Dynamic Analysis of High Speed 2 (HS2)

February 22, 2021

About project


High Speed 2 is a new high speed railway linking up London, the Midlands, the North and Scotland serving over 25 stations, including eight of Britain’s 10 largest cities and connecting around 30 million people.


Fig: HS2 lines and station plan
Fig: HS2 lines and station plan





Since high-speed railway bridges are subjected to cyclic loading by the continuous wheel loads traveling at high speed and regular spacing, their dynamic behavior is of extreme importance and has significant influence on the riding safety of the trains. High speed trains impose significant dynamic actions to bridges and viaducts. For speeds above 200 km/h the effect of resonance must be considered, since in many cases can be the governing factor when deciding the structural form. The classic approach of design of bridge is to use static analysis to find forces, flexure under certain moving load and consider dynamic amplification factor to account the dynamic effects of train. In HS1 this approach was used to take into account the dynamic effects. However certain issues were observed in the First French HSL project: Paris-Lyon:


  • Resonance phenomenon

  • Ballast degradation

  • Rapid track deterioration

  • Short Span Structures specially affected


In a joint effort in Europe a committee ‘ERRI D214’ was constituted to study these problems. Following conclusions were drawn by the committee for train speeds over 200 km/h:


  • Likelihood of resonance effects

  • Dynamic amplification factor unable to predict resonance

  • Deck acceleration must be assessed


The committee established a series of rules and guidelines for dynamic assessment of bridges. These guidelines have been implemented in Eurocode. What we see in the Eurocode is basically the conclusions of the committee on this particular issue.
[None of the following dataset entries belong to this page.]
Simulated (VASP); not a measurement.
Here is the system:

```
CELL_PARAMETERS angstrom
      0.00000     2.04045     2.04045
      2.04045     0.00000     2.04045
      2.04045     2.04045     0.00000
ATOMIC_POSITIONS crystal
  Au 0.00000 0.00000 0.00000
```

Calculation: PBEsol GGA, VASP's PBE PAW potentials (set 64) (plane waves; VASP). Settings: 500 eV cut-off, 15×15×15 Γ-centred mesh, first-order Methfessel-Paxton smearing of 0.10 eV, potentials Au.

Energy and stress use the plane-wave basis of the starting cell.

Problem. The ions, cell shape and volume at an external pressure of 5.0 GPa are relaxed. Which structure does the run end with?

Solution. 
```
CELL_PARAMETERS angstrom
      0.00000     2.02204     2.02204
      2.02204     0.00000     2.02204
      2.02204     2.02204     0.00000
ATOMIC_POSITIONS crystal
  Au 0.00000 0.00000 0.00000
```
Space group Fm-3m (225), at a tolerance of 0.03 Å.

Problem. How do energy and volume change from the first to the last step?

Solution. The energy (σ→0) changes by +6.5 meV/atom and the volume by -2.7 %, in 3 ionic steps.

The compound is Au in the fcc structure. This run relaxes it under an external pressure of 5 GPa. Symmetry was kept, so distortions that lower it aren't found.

Resonance and dynamic magnification:

The problem of resonance manifests in different ways depending on the type of structure. If ballasted tracks are used and deck acceleration is greater than 0.7g (g: acceleration due to gravity), in that case the ballast grains loose its grain interlock. Due to this there is loss in horizontal and vertical strength resulting in issues with track alignment, quick deterioration of track and risk of derailment of train. In case of ballast less track when deck acceleration is greater than g the contact between the wheel and rail is lost which also leads to quick deterioration of track as well as risk of deterioration. Usually it is assumed that single span simply supported structures have less or no dynamic effect of high speed train. But contrary to this single span structures are especially susceptible to resonance. Resonance effects are significantly reduced on continuous structures.



When to go for Dynamic analysis?


Eurocode provides flow chart for simple and complex structures to determine whether dynamic analysis is needed or not. Below shown is a flow chart given in the code.



Fig: Flow chart determining whether dynamic analysis is required or not.
Fig: Flow chart determining whether dynamic analysis is required or not.
Fig: Flow chart determining whether dynamic analysis is required or not.



Simple structures are those which behave like beam between supports. For structures with behavior such as grillage, orthotropic, cable stayed or more complex behavior are classified as complex structure.


Acceleration check:

Maximum peak values are given in EN 1990-2002 A2. To ensure traffic safety the recommended values are:


γbt = 3.5 m/s2 for ballasted track (ballast stability)

γdf = 5.0 m/s2 for ballast-less track (wheel-rail contact)


The above mentioned values are w.r.t stability of ballast, track maintenance as well as to avoid derailment. Passenger comfort criteria is not cover in this clause. Passenger comfort criteria is covered in EN 1990-2002 A2.


Fundamental frequency:

Frequencies to be considered should be up to the greater of [BS EN 1990-2002 A2.]:


  • 30 Hz

  • 5 times the frequency of the fundamental mode of vibration of the member being considered

  • Frequency of the third mode of vibration of the member


Bending and torsional need to be identified to assess n0 and nT. Mass participation factors can be used to identify the relevant modes.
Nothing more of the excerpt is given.